If the Taoiseach still checks his own post, he may do so with a slight sense of trepidation this morning.
Leo Varadkar will soon be receiving a letter from Sinn Fein deputy leader Mary Lou McDonald. Strongly worded, no doubt, after he described her as “very cranky today” in the Dail yesterday.
Relations between the pair have never been light and breezy, but a distinctly autumnal chill has descended in this season of mists and mellow fruitfulness.
He objected to her use of prepared scripts - sarcastically praising her “flawless delivery” - and then to her unscripted heckling, or “interrupting”.
Having denounced the Fine Gael leader as “facile and dismissive”, Ms McDonald crossed the floor of the chamber and confronted Mr Varadkar.
Sharp ears in the vicinity overheard the Sinn Fein TD telling the Taoiseach she would “write to him”, as Ministers Heather Humphreys and Joe McHugh looked on, stony-faced.

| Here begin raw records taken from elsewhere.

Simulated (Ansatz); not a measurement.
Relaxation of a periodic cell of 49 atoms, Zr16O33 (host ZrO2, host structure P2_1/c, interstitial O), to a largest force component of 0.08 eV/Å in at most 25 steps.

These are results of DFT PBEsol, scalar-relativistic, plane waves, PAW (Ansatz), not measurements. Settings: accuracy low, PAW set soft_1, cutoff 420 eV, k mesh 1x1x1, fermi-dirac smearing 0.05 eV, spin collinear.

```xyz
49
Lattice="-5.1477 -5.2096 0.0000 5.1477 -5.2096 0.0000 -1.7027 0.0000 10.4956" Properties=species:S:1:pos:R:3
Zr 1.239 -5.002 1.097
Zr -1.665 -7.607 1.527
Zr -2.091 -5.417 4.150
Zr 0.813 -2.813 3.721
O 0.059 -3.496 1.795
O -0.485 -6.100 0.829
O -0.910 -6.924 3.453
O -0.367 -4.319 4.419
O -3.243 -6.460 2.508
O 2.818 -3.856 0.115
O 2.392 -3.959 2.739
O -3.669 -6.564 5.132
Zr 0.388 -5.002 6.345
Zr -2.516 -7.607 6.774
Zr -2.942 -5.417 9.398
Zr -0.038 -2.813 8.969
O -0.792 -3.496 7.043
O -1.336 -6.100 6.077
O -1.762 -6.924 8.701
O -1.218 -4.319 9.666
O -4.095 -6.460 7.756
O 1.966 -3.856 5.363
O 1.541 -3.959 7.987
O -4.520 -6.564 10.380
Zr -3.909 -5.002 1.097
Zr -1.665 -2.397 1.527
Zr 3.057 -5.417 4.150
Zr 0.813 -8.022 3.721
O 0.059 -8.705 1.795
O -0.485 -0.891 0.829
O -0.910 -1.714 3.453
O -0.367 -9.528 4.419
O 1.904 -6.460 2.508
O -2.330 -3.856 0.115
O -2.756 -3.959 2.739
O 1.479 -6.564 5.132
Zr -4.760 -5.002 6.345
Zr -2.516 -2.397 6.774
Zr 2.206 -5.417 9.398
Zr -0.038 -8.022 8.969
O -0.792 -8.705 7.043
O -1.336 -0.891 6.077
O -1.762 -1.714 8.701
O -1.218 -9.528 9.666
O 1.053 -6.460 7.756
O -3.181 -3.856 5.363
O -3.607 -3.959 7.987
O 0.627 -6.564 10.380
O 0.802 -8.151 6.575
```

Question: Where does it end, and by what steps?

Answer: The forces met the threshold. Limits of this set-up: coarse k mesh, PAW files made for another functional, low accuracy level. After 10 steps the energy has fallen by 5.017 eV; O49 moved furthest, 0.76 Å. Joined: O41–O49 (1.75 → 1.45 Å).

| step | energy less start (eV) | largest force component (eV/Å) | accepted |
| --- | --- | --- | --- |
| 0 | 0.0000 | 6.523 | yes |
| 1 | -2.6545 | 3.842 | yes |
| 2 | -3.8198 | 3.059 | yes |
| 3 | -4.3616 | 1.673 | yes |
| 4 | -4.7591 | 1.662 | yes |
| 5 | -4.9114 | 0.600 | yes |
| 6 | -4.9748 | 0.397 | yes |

“Very unusual behaviour”, was acting chair Alan Farrell’s description of the confrontation, which followed Mr Varadkar’s comparison on Tuesday of Ms McDonald to the leader of the French National Front, Marine le Pen.
Miriam Lord’s Dail sketch portrays Mr Varadkar behaving “like he was at a university debate”.
Meanwhile, Harry McGee’s background piece has an unnamed Sinn Fein source speaking darkly about “low-brow misogyny” (is there a high-brow kind?) in Fine Gael’s approach to the party, North and South.
What were Mr Varadkar and Ms McDonald actually debating? The bailed-out banks and their tax arrangements initially, and then Northern Ireland, as it happens.
Balancing the books for a boring budget
If our readers were to swig from their hip flasks every time the phrase “balancing the books” is used over the next 12 days they would surely be in a merry state by the time the budget is announced.
Even at the height of his ill-tempered spat with Ms McDonald in the Dail chamber yesterday, Mr Varadkar managed to repeat yet again that the Government would “balance the books” in next month’s budget.
It’s a phrase we’ll all be royally sick of by budget day on October 10th.
The sensible-sounding sound bite is presumably designed to indicate Minister for Finance Paschal Donohoe will not attempt any showy high-wire acts on his first outing.
So will it be a boring budget? “God, I hope so,” says one political insider.